For a class that didn’t even exist six years ago, compact cargo vans have witnessed an explosion in growth of late. And that applies not only to sales, but also to the number of entries.
When it arrived for 2010, the Ford Transit Connect reintroduced America to the idea of a compact van intended for cargo use. (Previously, some minivans—most notably the Chevrolet Astro—were offered in steel-sided cargo versions, but they had all disappeared by the 2006 model year.) While it was new here, Transit Connect had long been sold in Europe, where compact cargo vans have a lengthy history. Although a 5-seat passenger version of the Transit Connect was technically available, it saw extremely limited sales, as it really didn’t offer anything that wasn’t available elsewhere in a more practical form.
For a while, the Transit Connect had the class to itself. Its tall, boxy profile—usually playing billboard host to a company’s logo—made it stand out, and it quickly became a common sight in urban areas. Its success eventually led Ram to bring out a cargo version of the Dodge Grand Caravan minivan called the C/V, but it didn’t have near the impact—or the popularity.

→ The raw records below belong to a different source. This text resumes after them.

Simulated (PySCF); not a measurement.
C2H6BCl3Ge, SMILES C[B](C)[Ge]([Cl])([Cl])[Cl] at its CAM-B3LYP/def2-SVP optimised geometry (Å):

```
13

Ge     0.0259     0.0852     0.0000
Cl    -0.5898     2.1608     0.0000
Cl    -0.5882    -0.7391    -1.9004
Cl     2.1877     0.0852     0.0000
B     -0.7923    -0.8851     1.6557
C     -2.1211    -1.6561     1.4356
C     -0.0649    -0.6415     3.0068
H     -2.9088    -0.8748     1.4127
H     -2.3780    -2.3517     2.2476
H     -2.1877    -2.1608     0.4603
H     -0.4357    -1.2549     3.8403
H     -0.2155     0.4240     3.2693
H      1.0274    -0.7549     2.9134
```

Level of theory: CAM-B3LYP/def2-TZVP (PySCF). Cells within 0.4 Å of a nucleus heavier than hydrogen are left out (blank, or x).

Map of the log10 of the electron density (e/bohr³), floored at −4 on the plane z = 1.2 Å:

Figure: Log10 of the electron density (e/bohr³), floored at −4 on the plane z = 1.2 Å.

Now, however, Ram is bringing out a more serious competitor. And it’s coming courtesy of Chrysler’s merger with Italian automaker Fiat.
Although it received several notable changes to make it more appealing to an American audience, the ProMaster City is based on the long-running, front-wheel-drive Fiat Doblo. Chief among its alterations for the U.S. are a completely different powertrain, heavier-duty suspension, and unique styling touches.
Replacing Fiat-built 1.4-liter gas and 2.0-liter diesel engines is Chrysler’s “Tigershark” 2.4-liter four, which is currently offered in some Chrysler, Dodge, and Jeep vehicles. In this application, it makes 178 horsepower and 174 lb ft of torque, the latter of which Ram says is best in class. It’s mated to a 9-speed automatic transmission—also used in other applications—and the combination is good for EPA ratings of 21 city/29 highway, the latter also being what Ram says is best in class. Other best-in-class claims are the ProMaster’s 1883-lb payload rating, 131.7-cu-ft cargo capacity, and 48.4-inch span between the rear wheel wells. Towing capacity is 2000 lb.
Ram says the suspension was beefed up to withstand the tortures dished out by America’s rougher roads, and that results in a slightly higher ride height. Still, without a roof rack, the ProMaster City can easily fit through a typical garage-door opening. It probably could with the optional roof rack as well, but that would be worth checking with a tape measure if that’s important to you. As might be expected, the grille was revised to carry Ram styling themes—and a big Ram badge. Front fascias can either be black, or they can be body color with a silver grille (which looks significantly “dressier”).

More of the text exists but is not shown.